I was born in 1948 in Antrim House cliftonville road, and was then taken to our home at the corner of Eglington street and old lodge road. There I grew up until my teens, when the area was demolished, to make way for new housing.

We lived facing Kellys pub, and did not need TV as the constant nightly goings on were a great source of entertainment for us as we took up our seats at the parlour window to watch the fun ..fists fights, ladies of the evening doing their trade, the 'respectable' neighbours slipping in the side door for a little bottle, carried home up their coat!

At the corner of Campbell street Saturday night was like a carnival, as the little mission hall brought out the 'forms' and the organ, where on a summer eveing there must have been easily two hundred peopled assembled at the corner to hear the preacher and sing hymns.

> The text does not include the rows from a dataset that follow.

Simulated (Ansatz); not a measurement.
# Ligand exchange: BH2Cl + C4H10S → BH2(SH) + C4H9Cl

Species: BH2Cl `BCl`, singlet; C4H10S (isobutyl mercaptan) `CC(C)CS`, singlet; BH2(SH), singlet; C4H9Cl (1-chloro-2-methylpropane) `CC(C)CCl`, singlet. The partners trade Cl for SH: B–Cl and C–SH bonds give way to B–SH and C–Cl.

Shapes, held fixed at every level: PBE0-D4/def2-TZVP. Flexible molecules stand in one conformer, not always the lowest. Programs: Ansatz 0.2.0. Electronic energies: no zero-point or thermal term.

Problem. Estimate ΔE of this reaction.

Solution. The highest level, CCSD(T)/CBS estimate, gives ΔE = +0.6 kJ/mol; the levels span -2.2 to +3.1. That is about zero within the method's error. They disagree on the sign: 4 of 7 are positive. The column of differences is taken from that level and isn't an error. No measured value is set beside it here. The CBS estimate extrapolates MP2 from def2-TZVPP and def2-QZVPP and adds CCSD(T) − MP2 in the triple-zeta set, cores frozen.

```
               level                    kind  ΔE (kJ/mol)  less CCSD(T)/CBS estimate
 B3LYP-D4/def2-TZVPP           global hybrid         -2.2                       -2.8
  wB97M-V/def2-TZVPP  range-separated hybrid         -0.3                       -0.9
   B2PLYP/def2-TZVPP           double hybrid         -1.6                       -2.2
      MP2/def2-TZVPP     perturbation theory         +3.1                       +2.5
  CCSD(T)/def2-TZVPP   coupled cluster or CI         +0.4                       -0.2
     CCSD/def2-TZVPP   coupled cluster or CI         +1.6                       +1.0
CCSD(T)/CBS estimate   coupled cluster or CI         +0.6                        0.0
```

I remember so well each shop, the length of the road, The Bluebird grocery store, Chapmans shoe mender, Ureys drapery shop, Davie Mairs, with his collection of old boxes behind the counter in which he kept rice, salt, sugar ect. Miss Dick the confectioner, Masies chip shop..a chip was 6d..about 2p in to-days money. Mrs Marks bakery, Lillies Hardware..Stewarts the Butcher, and Mr Lillies wife who ran the drapery shop, next door to Lawlors grocery, and Holywoods sweet shop, who also sold cooked liver and cows elder, a strange combination by to-days standards. Mary Mills little shop was a great place, like an alladans cave you could literaly buy 2oz of tea, 2oz of butter, a quarter pt of milk, one banna, one small bap, one rasher of bacon.....anything you asked for, Mary and her husband, readily supplied it and cheerfully, this was a great asset to the people of the area, who not only were poor but would have had to wait for money to come, so all that could be afforde!
d for a few pence were the small items on offer.

All summer long we played on the pavements, very little traffic to bother us, and the daily passing of the little man from Mcteir street with his handcard full of coalbrick, was of great intrest enough for us to stop our game of hop scotch untill he passed, taking with him the wifts of smoke and smell of the hand card contents. Likewise the Herring man or as we called him the Hern man! always regular with his horse and cart, to which we presented a tin plate for a shillings worth of Herns!

This was an area where the people where poor, and yet possed a great richness in their heart, there always was a happy easing going atmosphere on the road. How sad that all this had to disappear to make way for what! places where.......'characters' no long exist but are now all residents of an instititution, or home, shops where one rasher of bacon cannot be purchased, summer evenings not given to community gatherings, but spent in front of TV.

It could be argued that things are now better, but yet the warmth and richness are non-existent in our modern society, back then no one was lonely or isolated...compare this with to day which would I rather have? The answer is clear.